Journalist and writer Tu Tu Tha, two of her relatives and a family friend were arrested by the regime’s troops in Yangon’s Thanlyin township on Saturday night, according to a source close to her family.
She was detained at her home along with her 18-year-old son, Nyan Lu Thit, her younger brother, Ye Naung, and her son’s friend, Thiha Tun, said the source, who asked not to be named for security reasons.
“Ward administrators, police and soldiers came to her house with cars around ten thirty last night, saying they needed to check overnight guest registrations, and then arrested them,” he told Myanmar Now.
“We have not had contact with them since then,” he added.
Tu Tu Tha, 49, is writer and a former editor at The Irrawaddy’s Burmese edition. She also worked as the editor-in-chief of the Thanlyin Post and as a part-time journalism trainer.
The reason behind her arrest is still unclear.
The coup regime has been pressuring people to register overnight guests at their ward administration offices. It has also ordered its ward-level staff to open new offices in a bid to enforce its authority at the local level across the country.
Many are refusing to comply with the order to register guests, but others have flocked to the ward offices to do so out of fear of repercussions.
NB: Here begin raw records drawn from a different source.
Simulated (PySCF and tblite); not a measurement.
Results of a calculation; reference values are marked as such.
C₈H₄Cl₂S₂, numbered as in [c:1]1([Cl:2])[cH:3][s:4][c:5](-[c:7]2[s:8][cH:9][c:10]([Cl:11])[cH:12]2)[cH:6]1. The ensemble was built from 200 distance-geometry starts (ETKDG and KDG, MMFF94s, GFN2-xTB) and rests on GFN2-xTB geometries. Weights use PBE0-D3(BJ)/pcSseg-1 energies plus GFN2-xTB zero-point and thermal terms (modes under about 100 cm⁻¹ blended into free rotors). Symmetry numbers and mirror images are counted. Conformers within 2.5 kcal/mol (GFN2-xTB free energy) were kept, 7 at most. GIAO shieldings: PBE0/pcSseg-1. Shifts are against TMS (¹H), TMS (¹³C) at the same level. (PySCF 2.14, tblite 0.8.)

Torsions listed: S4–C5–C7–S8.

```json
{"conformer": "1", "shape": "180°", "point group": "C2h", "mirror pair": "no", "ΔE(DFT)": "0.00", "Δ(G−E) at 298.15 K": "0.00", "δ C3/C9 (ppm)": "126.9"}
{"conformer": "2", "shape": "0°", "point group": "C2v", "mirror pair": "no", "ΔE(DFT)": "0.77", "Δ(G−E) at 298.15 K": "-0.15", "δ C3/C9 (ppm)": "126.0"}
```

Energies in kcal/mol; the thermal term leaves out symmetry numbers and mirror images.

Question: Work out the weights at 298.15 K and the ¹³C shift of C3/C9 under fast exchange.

The reporting system, which is based on a clause in the Ward and Village Tract Administration Law, was abolished by the NLD government in 2016. But it was revived by the coup regime soon after it seized power on February 1.
Thirty nine journalists, including Myanmar Now’s multimedia reporter Kay Zon Nway, are now in the regime’s custody, according to the Detained Journalist Information Facebook group.
They are among at least 3,389 people being detained for their opposition to military rule, according to the latest tally by the Assistance Association for Political Prisoners.